The OTS's call for evidence drew more than 1,000 responses, including from STEP. The OTS found that the disparity in rates between CGT and income tax creates an incentive for some taxpayers, notably family businesses, to arrange their affairs to reclassify income as capital gains, which is generally taxed at a lower rate.

However, rather than make specific recommendations, the OTS offers several alternative suggestions, leaving it up to the government to decide which meets its priorities. It notes that other issues, such as inflation relief for gains accumulated over several years, should also be considered.

It also notes that the relatively high level of the annual exempt amount, currently GBP12,300, can ‘distort investment decisions’, demonstrated by the fact that 50,000 people reported net gains just below the threshold in the 2017/18 tax year. The government should consider reducing the exempt amount if its policy is simply to provide administrative de minimis level, the OTS noted, highlighting that a 'true' de minimis level would be in the range of GBP2,000 to GBP4,000; reducing it below that level would have the drawback of bringing many more taxpayers into the self-assessment system.

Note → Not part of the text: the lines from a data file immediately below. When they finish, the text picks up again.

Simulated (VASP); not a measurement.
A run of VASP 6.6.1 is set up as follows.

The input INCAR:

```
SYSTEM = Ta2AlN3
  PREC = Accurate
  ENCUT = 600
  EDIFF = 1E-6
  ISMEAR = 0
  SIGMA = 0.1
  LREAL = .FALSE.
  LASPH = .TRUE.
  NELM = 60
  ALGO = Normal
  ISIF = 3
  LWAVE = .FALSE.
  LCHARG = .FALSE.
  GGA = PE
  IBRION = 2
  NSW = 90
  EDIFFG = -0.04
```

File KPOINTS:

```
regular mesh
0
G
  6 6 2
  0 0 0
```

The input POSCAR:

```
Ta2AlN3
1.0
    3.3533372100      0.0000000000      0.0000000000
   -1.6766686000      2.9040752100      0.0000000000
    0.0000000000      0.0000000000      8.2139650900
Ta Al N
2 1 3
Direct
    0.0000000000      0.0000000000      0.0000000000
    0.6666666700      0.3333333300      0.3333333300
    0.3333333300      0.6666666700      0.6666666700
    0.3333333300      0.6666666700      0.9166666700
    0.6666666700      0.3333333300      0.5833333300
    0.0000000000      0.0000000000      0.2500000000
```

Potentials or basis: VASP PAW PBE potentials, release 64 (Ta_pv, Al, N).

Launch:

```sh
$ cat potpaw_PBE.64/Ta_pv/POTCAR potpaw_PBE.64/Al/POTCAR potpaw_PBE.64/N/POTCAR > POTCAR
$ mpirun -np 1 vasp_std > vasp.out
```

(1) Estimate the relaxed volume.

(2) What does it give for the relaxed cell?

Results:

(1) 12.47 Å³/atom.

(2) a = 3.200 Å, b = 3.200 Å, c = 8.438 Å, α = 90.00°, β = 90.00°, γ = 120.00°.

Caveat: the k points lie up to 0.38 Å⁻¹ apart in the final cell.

OTS Tax Director Bill Dodwell added, ‘If the government were to reduce the Annual Exempt Amount, it should do so in conjunction with considering reforms to the current chattels exemption and improving the real time capital gain service, including linking these returns to the Personal Tax Account.’

The report also deals with the complex and sensitive issue of CGT interaction with lifetime gifts, inheritance tax, and reliefs given on business assets. The OTS has already suggested that the government should consider removing the existing capital gains uplift on death, and instead provide that the person inheriting the asset is treated as acquiring the assets at the historic base cost of the deceased. This would not affect those who retained the assets, but would lead to a tax charge for those who sell recently inherited assets and could be accompanied by a general rebasing of all assets, with an extension of gift holdover relief to a broader range of assets, making it easier for individuals to give assets away during their lifetime. 'Taken as a package these proposals could potentially raise money for the Exchequer over the long term', the report notes.

The OTS also recommends the abolition of investors' relief, and the introduction of a new relief focused on retirement to replace business asset disposal relief, which it considers does not achieve the aim of stimulating business investment and risk-taking.

Further, it recommends that the government consider taxing accrued profits of owner-managed companies at income tax rates.

Commenting on the report, Robin Vos TEP, Chair of STEP’s UK Technical Committee, said: ‘The Chancellor put the OTS in a difficult position by asking it to consider ways in which the existing rules might distort behaviour or do not meet their policy intent. Inevitably, therefore, the report strays into areas of policy and deals with matters that have nothing to do with simplification such as rates of tax. The government is of course looking for ways to raise tax revenue in a way that is politically acceptable, and CGT is one of the ways in which that can be done without breaking any manifesto commitments.’

Vos added that a modest increase to CGT seems likely, although aligning it with rates of income tax are ‘much less likely to be pursued.’

‘The real purpose of the Chancellor in asking the OTS to review CGT was to see what the public and political appetite was for raising more money from it,’ he noted. ‘The answer seems to be that modest increases might be accepted, but that more radical reform would not be tolerated.’

The Institute of Chartered Accountants in England and Wales (ICAEW) has urged a cautious approach, claiming that the CGT regime as it stands is 'fit for purpose'. The system largely achieves its policy intent of discouraging schemes that seek to convert income into a capital gain for tax purposes, although the way in which it is administered could be improved, it said.